I have been catching up with my journal which is on a notebook when I should be catching up on this blog.

June was actually a long month for me. I don’t exactly know why but it just seems like a long time to me. I haven’t been out with friends. I was kinda being a homebody. Well truth is I’m really saving whatever I receive. I don’t get my daily allowance like I usually do because I had an informal agreement with my mom that I won’t get any allowance and then she’ll buy me a ticket to The XX’s  concert. 

Speaking of… I’m going alone. I don’t really know some close friends who like The XX or is a fan. This is gonna be a new experience for me. I’m excited!

Moving on to the school life which is where my life centers I am not happy with it. My grades are okay except for Math.. I think. But my social life is way behind me. Socializing faded in my interests. I feel like I don’t wanna try. Meanwhile it gives me problems. I am aware that some of my friends read my blog and it’s kind of weird at the moment. So..

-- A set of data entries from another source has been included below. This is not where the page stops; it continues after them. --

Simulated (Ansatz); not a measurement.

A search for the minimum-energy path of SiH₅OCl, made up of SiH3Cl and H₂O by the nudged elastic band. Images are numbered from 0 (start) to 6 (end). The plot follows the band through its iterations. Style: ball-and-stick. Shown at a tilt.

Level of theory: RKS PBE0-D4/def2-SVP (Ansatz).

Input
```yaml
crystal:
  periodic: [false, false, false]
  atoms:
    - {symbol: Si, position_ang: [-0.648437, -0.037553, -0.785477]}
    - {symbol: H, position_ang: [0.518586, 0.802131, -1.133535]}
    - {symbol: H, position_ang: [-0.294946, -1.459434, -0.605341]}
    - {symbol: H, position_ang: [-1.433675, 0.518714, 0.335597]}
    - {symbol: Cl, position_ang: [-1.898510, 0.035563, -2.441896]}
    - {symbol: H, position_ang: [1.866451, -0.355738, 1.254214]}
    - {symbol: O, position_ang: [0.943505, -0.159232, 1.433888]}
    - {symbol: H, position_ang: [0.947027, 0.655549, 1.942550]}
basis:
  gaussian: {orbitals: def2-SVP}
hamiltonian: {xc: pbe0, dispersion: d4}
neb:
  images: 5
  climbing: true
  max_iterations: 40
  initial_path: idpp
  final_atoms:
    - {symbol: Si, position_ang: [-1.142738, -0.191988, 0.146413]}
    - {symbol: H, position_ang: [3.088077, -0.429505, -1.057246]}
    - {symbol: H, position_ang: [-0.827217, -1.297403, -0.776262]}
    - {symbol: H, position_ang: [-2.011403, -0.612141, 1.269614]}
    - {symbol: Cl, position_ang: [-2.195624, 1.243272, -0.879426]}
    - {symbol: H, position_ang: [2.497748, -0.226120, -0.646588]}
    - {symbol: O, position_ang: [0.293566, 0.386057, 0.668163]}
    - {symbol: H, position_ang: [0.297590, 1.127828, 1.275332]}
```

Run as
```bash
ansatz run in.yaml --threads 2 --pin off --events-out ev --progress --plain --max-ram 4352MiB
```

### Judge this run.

I am having a problem with this friend of mine which I am dealing alone or with another friend. She doesn’t know she’s REALLY troubling me but deep inside I am.. troubled/annoyed. How can she know if she’s so insensitive and doesn’t seem to give a shit about the world. She doesn’t know she crossed the line and she doesn’t know that my impression about her totally changed a hundred and eighty degrees. I mentally unfriended her. 

Ok that’s actually social life, not school life. So the real deal is Ateneo. It’s 2 months away and I’m imagining what’ll happen to me if I passed or not. I’m so scared for this. In 2 months I will be answering a test paper that will define my future. I have all the motivation around me. All I need to do is to eliminate all the distractions.